The Invisible Brief

In 1999 Harvard psychologists Christopher Chabris and Donald Simons conducted a famous experiment on selective attention. If you’d like to try the original experiment, you can find it here before I spoil it.

If you're not going to try it, here’s how it works.

Two teams simultaneously pass two basketballs.

Participants were asked to count how many times the team in white passes the ball.

While they are carrying out this task, a person in a gorilla suit walks across the screen.

Incredibly, the experiment shows that roughly 50% of participants fail to notice the gorilla even though it’s in plain view for 9 seconds.

Proving that when we are completely engrossed in a task, we are quite likely to miss what’s happening around us.

This metaphor applies very well to business.

Companies get so engrossed in day-to-day operations that they fail to spot important trends.

And get blinded sided by the obvious.

And few things are more obvious than the proverbial 900 pound gorilla.

Blockbuster’s gorilla was Netflix.

RIM’s gorilla was the iPhone.

Groupon’s gorilla is a lack of sustainable merchant benefit.

And this metaphor also applies to advertising on an almost daily basis.

Explaining why 90% of advertising is crap.

Because between the strategy documents, the PowerPoint presentations and media charts, the obvious has gone missing on Madison Avenue and along Shoreditch.

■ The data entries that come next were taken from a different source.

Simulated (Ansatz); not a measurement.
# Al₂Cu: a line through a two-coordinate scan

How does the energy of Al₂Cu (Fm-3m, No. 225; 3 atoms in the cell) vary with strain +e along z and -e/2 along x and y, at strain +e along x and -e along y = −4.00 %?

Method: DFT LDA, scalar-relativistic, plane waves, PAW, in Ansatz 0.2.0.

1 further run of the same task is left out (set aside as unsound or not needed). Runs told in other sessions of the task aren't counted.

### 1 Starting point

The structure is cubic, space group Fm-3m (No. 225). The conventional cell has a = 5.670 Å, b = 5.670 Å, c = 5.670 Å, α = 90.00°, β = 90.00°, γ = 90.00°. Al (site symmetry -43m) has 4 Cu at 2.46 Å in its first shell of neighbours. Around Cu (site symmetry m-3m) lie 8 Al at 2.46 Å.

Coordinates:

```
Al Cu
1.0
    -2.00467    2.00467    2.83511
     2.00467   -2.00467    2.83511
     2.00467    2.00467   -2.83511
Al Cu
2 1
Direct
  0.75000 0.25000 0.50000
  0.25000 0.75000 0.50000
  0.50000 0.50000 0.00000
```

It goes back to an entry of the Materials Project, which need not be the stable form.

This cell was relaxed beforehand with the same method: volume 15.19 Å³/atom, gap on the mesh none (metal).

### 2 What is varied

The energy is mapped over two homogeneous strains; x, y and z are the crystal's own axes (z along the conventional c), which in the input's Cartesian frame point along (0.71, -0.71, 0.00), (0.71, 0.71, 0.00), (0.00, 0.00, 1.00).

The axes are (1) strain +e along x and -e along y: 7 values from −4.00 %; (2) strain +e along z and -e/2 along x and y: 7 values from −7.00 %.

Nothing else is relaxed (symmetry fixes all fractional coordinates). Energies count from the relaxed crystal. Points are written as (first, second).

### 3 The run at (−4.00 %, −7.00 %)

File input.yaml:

(Not that the condition is limited to London and New York.)

It occurs everywhere the industry is too busy complicating things to remember what a simple business advertising essentially is.

Everywhere agencies fail to recognize the invisible brief.

So here it is made fully visible:

Get noticed and remembered for being relevant.

It’s guaranteed to improve any brief.

And it’s often the only one you need.